- On average, half of all ADVOs issued in NSW are breached by offenders
- But only 12 per cent were sentenced to prison in 2013
- Auburn has the most domestic violence-related murders in the past two years
- Cultural and language issues were often a barrier for women seeking help
Cultural acceptance of violence against women is stopping female victims from reporting abuse in suburbs like Auburn, which is Sydney’s domestic murder capital, police say.
Victims of domestic violence suffer in silence because they fear being deported or that their families will disown them, NSW Assistant Commissioner Mark Murdoch said.
“For people from some countries that come to Australia to start a new life, domestic violence is an accepted part of married life,” Mr Murdoch told The Daily Telegraph.
“Their families and support networks subscribe to that view, and we know from talking to women in cultural communities that a woman might find herself a victim and even her mother will pull her aside and say ‘listen, that’s just part of married life, suck it up and get on with it’.
“That is not the case, certainly not in Sydney, Australia, in 2015.”
A new domestic violence study has revealed a third of offenders brought before court for breaching an apprehended domestic violence order already have convictions for domestic violence offences.
On average, half of all ADVOs issued in NSW are breached by offenders, but the study by the NSW Bureau of Crime Statistics and Research found only 12 per cent were sentenced to prison in 2013.
The majority were given good behaviour bonds or fines.
Mr Murdoch, who is leading the NSW Police’s fight against family and domestic violence, said breaking down cultural barriers was the “next battle” for police.
“That’s our next big frontier in the war against domestic violence — making greater inroads into our culturally diverse communities and our Aboriginal communities to get people to report,” Mr Murdoch said.
“Unless people tell us about it, we don’t know it is happening. Every woman has a right to live their life free from violence, and that’s the message we need to get out there to all sections of the community, not just in the mainstream.”
Mr Murdoch said he didn’t want to single out any particular cultures.
Auburn, in Sydney’s west, recorded the highest number of domestic violence-related murders in the past two years, with at least seven homicides reported to be as a result of family violence.
Hairdresser Leila Alavi, 26, was allegedly murdered by her estranged husband in the carpark of the Auburn Shopping Village earlier this year.
The suburb is among the most culturally diverse in NSW, with more than 80 per cent of residents’ parents born overseas.
Barnardos senior manager Rosemary Hamill said cultural and language issues were often a barrier for women seeking help.
“They may not have a strong understanding of their legal status and they are told by their partner they will be shipped off and sent back to their country of origin,” Ms Hamill told The Daily Telegraph.

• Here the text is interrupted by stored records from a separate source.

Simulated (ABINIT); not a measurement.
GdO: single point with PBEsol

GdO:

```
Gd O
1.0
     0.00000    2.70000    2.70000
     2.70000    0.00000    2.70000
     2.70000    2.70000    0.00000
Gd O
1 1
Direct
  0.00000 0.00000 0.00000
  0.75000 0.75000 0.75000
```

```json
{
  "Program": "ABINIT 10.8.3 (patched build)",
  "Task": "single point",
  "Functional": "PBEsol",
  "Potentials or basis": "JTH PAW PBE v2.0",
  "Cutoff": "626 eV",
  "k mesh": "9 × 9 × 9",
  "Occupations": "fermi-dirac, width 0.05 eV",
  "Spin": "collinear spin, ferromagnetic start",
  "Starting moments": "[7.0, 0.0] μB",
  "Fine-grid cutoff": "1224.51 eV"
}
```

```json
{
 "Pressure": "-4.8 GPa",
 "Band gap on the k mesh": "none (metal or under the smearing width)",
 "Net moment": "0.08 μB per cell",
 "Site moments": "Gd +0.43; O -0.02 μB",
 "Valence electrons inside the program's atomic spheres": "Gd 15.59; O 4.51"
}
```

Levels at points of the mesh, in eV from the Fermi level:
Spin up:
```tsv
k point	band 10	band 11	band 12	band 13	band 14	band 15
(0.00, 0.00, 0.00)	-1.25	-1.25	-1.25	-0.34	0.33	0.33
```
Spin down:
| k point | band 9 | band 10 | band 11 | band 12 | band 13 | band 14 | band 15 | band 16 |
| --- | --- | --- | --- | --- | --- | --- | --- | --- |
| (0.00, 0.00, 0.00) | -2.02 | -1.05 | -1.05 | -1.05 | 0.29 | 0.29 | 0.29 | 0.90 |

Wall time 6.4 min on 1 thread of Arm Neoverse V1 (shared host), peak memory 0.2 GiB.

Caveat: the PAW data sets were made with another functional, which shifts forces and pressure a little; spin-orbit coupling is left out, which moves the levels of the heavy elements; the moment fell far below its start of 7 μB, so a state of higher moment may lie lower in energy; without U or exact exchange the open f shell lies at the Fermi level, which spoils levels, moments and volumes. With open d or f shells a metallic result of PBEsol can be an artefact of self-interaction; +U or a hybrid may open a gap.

“They have a real fear that their status as an immigrant will be put at risk by talking about the violence and exposing it.”
Muslim community leader Keysar Trad said women who were suffering from domestic violence should be “empowered and supported by the community”.
“We are completely against domestic violence,” he said. “We have always spoken out against it. It’s not our culture, it’s not our religion.”